RUN OUT CONTROVERSY MARS EXCITING ENCOUNTER
The firsts match with Deane and Derby on Saturday had all the elements of a tough game - until a callous moment totally spoiled what was promising to be a thriller. With the home side stumbling in pursuit of their 170 target, their square leg umpire refused to give out their captain, who was some 6-8 feet short of his ground, sparking furious scenes. It's to the credit of the Totts players, and skipper Kieran in particular, that things didn't end on an even more sour note, despite provcation from players and spectators alike.
However, let's turn back to the match itself, which was a decent - if controversial - affair right from the start. Both teams appeared a little confused at the toss, with each skipper thinking they'd won the coin flip, and when the umpire intervened to get them to toss again, the home captain was more than upset when he lost, possibly setting the tone for later events. As it was, Kieran elected to bat on what looked to be a decent surface.
Openers Doc and Mahmood found the new ball pair to be pretty brisk, and when Moody wafted loosely to provide a simple slip catch, it could have been trouble. Big Bird survived a shaky start and was starting to look more assured when he too fell, unluckily playing on. Ry Marsh then joined the Doc and the pair put on their 3rd half century stands in 4 knocks together this year, with both looking comfortable. The new ball pair made way for two cunning spinners, presenting different challenges, but seemed to be making progress to a hefty score before Ry fell. Doc survived a couple of near misses before reaching a hard fought 50, but then managed to get himself out in the usual way!
From 107-4, Rick Carr was then left with the task of rebuilding the innings and despite a couple of run outs, he made sure the score reached respectability, aided by a couple of lusty blows from Johnno at the end. A total of 169-7 looked slightly undercooked on a ground that was rapidly drying out - the Totts innings would possibly have been closer to 200 but for numerous shots in the first half of the innings plugging in the outfield.
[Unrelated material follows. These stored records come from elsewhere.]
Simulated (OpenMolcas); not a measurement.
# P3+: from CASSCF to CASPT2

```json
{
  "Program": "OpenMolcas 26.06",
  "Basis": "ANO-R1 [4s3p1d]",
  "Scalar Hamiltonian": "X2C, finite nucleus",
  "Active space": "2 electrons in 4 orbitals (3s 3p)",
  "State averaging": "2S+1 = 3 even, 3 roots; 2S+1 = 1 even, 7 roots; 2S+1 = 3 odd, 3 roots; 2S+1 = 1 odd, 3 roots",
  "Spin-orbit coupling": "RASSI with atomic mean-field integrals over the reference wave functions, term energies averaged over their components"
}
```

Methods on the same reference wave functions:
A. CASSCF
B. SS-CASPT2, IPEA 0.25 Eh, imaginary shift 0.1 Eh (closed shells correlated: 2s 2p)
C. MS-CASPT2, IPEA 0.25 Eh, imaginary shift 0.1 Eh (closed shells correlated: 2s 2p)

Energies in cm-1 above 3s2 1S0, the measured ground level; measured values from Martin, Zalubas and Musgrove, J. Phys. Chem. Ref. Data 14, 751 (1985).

After a most unusual tea of chilli pizza and fried chicken, Totts took to the field keen to make early inroads. However the Deane and Derby opener had other ideas, racing to 50 in about 5 minutes with a crazy mix of golf swings, wild play and misses, and some enormous blows. Doc P took the brunt of it, scant reward for bowling line and length, while Farhan managed to keep a lid on the other end with some decent bowling. The introduction of Big Bird brough the usual story - carnage in the first over, then two wickets in the second; the big hitting opener fell to one slog too many, Ry Marsh catching him at long on, then absolute jaffa of a delivery completely bamboozled the number 3 to put us back in the game.
Farhan continued to probe away, despite calls for a change from some of the side, and Kieran's persistence with the opening bowler was rewarded when he too struck twice in quick succession, a tame lob to square log followed by a good caught and bowled. The run rate was continuing to motor though, and the introduction of former D&D player Mahmood into the attack added extra spice. After an expensive start, Moody then took a wicket; with half the side gone, and around 45 needed, we were right back in it.
However, then came the controversy. The number 7 hit the ball to young Brooky at midwicket and set off, and junior Brooks' throw was arrow straight. Batigan collected and appeared to run the captain out by at least two yards. Unfortunately the square leg umpire, a home side player, decided to turn a blind eye despite furious protests for several minutes. Kieran attempted to calm everyone down but from that point the decent atmosphere was totally ruined. Players and spectators were screaming abuse at some of our time and young Brooky copped some abuse which he couldn't help but react to. It was all quite unsavoury, and hopefully may become a thing of the past in next year's structure, where breaches of discipline are less likely to be tolerated. Your reporter was stood right next to the square leg umpire and had the 2nd best view in the house - to be honest, had I been batting in that situation I'd probably have walked, that far from the crease. Still, the umpire's decision is final, so they say - on a day when Ben Stokes' dismissal sparked massive differences of opinion, this was little different (save that the player was definitely out).
To his credit, the other umpire could do little to reverse the decision, despite clearly seeing the incident, and he did keep things in check as best he could. Totts were clearly riled and everyone got a little sharper. Two more wickets fell, but with 13 coming off an over, the game was slipping away. A couple of near misses went begging and when Stephen was attempting to take a boundary catch on what proved to be the final ball he was clearly put off by 4 spectators sitting feet away. A dreadful ending to what had been a great game for the first 4 hours - a decent fight from Totts with the bat, and some blistering hitting from D&D then gradually reeled in by our spin attack.
We have no complaints with the eventual result - on balance we didn't get enough runs and allowed them to get away to too quick a start, but the manner of the run out incident, and particularly the abuse aimed at some of our fielders, has left a really sore taste on our first - and maybe only? - trip to Deane and Derby.